Thursday, January 16, 2014

People Un-Pleasing

Hi. My name is Sally, and I am a people-pleaser. I was five years old the first time I remember doing something that I didn't want to do because I knew it would make someone else happy. I wanted people to be smiling, giving me hugs and not being sad or angry. Somehow in that moment, I learned what I thought was the truth...that I was in control of making other people feel good.

As I grew, this idea (that I thought was the truth) took me over. I lived to make the people around me joyous, while inside myself I was tortured by feelings of unworthiness, fueled by negative self talk. I hated pictures of myself, I just knew I wasn't as smart as my classmates, I couldn't imagine someone being attracted to me and the only thing that brought me comfort and a feeling of being valuable was when I sacrificed for someone else, especially if that meant I was helping them to be "happy".

This aspect of my personality worked like a magnet attracting people who needed to be cared for. Throughout my history of friendships, since I was very young, there have always been dear souls who needed help. Sometimes that "help" was in the form of money or listening ear; sometimes it was being someone to hurt or shout at, or just being available 24/7. Now before I go further with this, I want to be very clear that a good and important part of being a friend is doing some of those things that I listed above. It is unhealthy however, if you only feel valuable when you are doing something for someone else. My unhealthy obsession with pleasing others, my addiction, is what fueled my sadness and locked me in a prison of my own making. 

I describe myself these days as a "recovering people pleaser". I still love to be a part of bringing a smile to someone's face, but it no longer controls my ability to be happy and at peace with myself. I am able to say "no" without feeling guilty (most of the time). I am able to be myself and for the first time in my adult life, truly feel valuable. I can look in the mirror and say, "you're awesome", and I actually believe it. I think that people are lucky to be in my life, because I am pretty great. And when times get tough and the going gets rough, when it feels like the plane might be going down, I put my own oxygen mask on so that I can help other passengers find their masks.

Living in recovery of my addiction to pleasing people is really hard sometimes. I may have lost a great friend because I have made them unhappy. It is an awful feeling to know that you made someone feel crappy. After analyzing the things I did that hurt my friend, I have found I am unwilling to change these habits of self care that I have so recently acquired. Unfortunately, these habits can be interpreted as not caring about them, or not trying hard enough to uphold my side of the friendship. It is, without a doubt, one of the most gut-wrenching, heart-breaking things I have ever gone through. Especially knowing that nothing is ever one-sided, and taking responsibility for my half of the issues.

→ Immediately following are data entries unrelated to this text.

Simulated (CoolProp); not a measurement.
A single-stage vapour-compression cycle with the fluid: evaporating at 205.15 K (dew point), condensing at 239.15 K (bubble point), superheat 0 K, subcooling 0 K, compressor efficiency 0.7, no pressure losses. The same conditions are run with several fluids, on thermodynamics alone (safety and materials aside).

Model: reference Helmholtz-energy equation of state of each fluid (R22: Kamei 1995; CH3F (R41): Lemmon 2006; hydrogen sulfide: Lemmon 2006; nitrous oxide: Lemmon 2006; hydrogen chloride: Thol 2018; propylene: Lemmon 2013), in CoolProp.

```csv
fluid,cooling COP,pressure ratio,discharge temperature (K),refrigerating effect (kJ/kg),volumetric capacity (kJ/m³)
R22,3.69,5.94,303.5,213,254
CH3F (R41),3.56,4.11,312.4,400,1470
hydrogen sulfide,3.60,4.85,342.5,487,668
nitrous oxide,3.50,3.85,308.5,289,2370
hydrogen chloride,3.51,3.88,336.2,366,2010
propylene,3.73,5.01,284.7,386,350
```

So how do I stay in recovery and live today? I cope by being absolutely (sometimes selfishly) honest. I cope by avoiding high-risk situations. I cope by learning to relax and let go. As suggested by don Miguel Ruiz in "The Four Agreements", I cope by not taking anything personally and being impeccable with my word, not making assumptions and always doing my best. I cope by trusting in the beautiful power of the Universe. I cope with love. No matter what other variables there are in any given situation, I can always choose love.